Loads of Learned Lumber

Tuesday, June 18, 2024

Tess Gunty, _The Rabbit Hutch_

 I HAVE NOT BEEN this captivated by a debut novel since White Teeth...well, that's not true, actually, as I have been roughly equally captivated by Bennett Sims's A Questionable Shape and Kate Briggs's The Long Form, but The Rabbit Hutch, which is Tess Gunty's first novel, captivated me in ways that reminded me very much of Zadie Smith's first novel. 

At the center of Gunty's novel is Blandine (formerly Tiffany) Watkins, an intelligent, perceptive young woman from a part of the world that, like Irie Jones's Willesden, often gets written off: rust belt Indiana. Like Irie, despite her intelligence, she is capable of big mistakes; like Irie, she holds deep core values that she can sometimes articulate piercingly but other times has a hard time so much as naming.  And like Irie, she is trying to find a footing for her selfhood in the wake of a massive betrayal by a mentor, which leads to a spectacular confrontation. I found myself rooting for Blandine as fervently as I did for Irie Jones back in 2001.

Like Smith, Gunty invents a profusion of plausible, sharply individualized secondary characters. The other residents of the apartment all pop into three-dimensionality, especially Joan, the reclusive obituary website worker, and Hope, who is slipping into post-partum depression. Not only is the high school drama teacher (genus Assholeus Charismaticus) who betrays Tiffany/Blandine deftly drawn, but so also is his wife, who would have been just a stereotype in most novels. And then we have the sublimely cranky Moses Robert Blitz, a brilliant comic creation...but even the priest to whom Moses Blitz idiosyncratically confesses is interesting in his own right. Gunty has a Dickensian/Smithian fecundity in conjuring character.

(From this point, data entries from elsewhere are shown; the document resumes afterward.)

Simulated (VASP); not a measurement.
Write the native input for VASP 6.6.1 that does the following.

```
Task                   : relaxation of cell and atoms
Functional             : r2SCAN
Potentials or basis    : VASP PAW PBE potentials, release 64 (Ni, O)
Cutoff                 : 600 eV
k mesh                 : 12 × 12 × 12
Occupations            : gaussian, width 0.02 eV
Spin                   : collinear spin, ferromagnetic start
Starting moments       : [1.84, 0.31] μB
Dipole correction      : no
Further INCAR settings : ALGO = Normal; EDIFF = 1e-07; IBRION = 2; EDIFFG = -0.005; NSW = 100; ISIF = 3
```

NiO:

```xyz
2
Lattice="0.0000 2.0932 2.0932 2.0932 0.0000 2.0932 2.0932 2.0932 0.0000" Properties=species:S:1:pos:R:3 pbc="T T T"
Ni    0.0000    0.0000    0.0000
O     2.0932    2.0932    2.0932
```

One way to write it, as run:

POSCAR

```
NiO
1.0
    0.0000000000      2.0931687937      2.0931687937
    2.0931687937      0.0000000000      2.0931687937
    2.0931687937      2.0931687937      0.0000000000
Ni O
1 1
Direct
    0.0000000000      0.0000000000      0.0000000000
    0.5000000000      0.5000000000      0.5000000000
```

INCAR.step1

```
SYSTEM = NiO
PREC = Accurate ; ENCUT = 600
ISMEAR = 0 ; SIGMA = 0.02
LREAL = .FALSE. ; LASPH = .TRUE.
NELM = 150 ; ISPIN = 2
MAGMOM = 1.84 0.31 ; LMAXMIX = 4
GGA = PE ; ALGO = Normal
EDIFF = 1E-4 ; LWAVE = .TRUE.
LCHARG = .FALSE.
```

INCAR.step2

And again like Smith, Gunty has extraordinary control over her prose. It is versatile, for one thing, managing not only Blandine's explications of the spiritual thought of medieval mystic Hildegard of Bingen, not only Moses's diatribes, not only the final message-to-the-world of dying child star Elsie Blitz, but also the bizarre confession of an online poster who signs himself "Mr. Boddy" and fears he is about to kill his wife with one of the weapons represented by the game pieces of the board game Clue.

Gunty's gifts, as that last detail may suggest, are so exuberant that they at times run away with her, and the ending of the novel is as open ended as that of White Teeth, but to tell the truth, I don't even see those as faults. For me, this was a Goldilocks novel--everything just right.